Premium Brands Holdings Corp
Making strides but a cautious approach still warranted
Our View: Premium Brands Q2 results were broadly in-line with the Street and, like Q1, reflected continued progress with respect to delivery of improving margin performance. At the same time, the backdrop remains somewhat cloudy given a stretched consumer—particularly in Canada, which along with certain product launch delays increases the likelihood that 2024 financial performance comes in towards the low-end of the guided range. Maintain Sector Perform; price target -$1 to $100.
Key points:
• Q2 results largely met Street forecasts. Consolidated sales of $1,703 million were in-line with the Street, but 2% below RBC, while Adjusted EBITDA of $164.6 million was 1% above consensus (+3% vs. RBC). Adjusted EPS of $1.28 was broadly in-line with RBC/Street. Once again, results reflected continued improvements in Adj. EBITDA margins, with Specialty Foods +40 bps YoY to 10.5% (RBCe 10.1%), while Premium Food distribution was +88 bps to 7.4% (RBCe 6.4%).
• 2024 guidance maintained but increasing likelihood it comes in toward low-end of range. PBH’s 2024 guidance remains unchanged and calls for revenue of $6.65-$6.85 billion (+6% to +9% YoY) and Adjusted EBITDA of $630-$650 million (implied margin of 9.5%). That said, owing to several major product launch delays into late 2024 and early 2025 (key driver being customer onboarding timelines) as well as weaker than expected consumer trends in the foodservice channel, PBH flagged an increasing probability of ending the year toward the lower-end of both of the guided ranges. Importantly, management highlighted that overall visibility with respect to these customer onboardings are strong, with the delays owing more to timing (i.e Q4 vs. Q3 or potentially into early 2025). Our 2024 Adj. EBITDA outlook of $632.9 (vs. $633.5 previously) continues to sit at the low-end of guidance.

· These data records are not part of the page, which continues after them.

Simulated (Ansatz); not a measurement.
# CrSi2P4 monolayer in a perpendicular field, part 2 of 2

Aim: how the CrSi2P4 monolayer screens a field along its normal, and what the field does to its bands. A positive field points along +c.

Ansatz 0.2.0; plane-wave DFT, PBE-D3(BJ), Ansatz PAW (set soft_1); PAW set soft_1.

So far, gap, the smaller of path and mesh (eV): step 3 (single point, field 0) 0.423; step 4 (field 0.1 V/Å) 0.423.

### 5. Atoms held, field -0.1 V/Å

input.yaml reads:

• Balance sheet leverage. Q2/24 total net debt/EBITDA was just over 4x vs. the company's target range of 3.5x-4.0x. Amid a valuation environment it quantifies as ‘very rational’, PBH continues to assess M&A opportunities with 3 deals (annual sales of $154 million) in advanced stages of due diligence. Funding wise, the company stressed that any deal will not stretch the balance sheet beyond current levels, and also highlighted alternative structures such as contingent consideration as potential funding mechanisms. Not to be overlooked about $400 million in net proceeds from 3 sale-leaseback transactions (two in the U.S. one in Canada) are also being contemplated, with PBH hopeful it can execute on one deal later in 2024, with the remainder in 2025.
• Relative valuation. Premium Brands currently trades at 9.6x our 2024 EBITDA outlook, which sits below the company’s trailing 5-year average trading multiple of 12.5. In our view, the discount reflects current macro uncertainty, along with balance sheet leverage which sits at the top end of the company’s targeted range.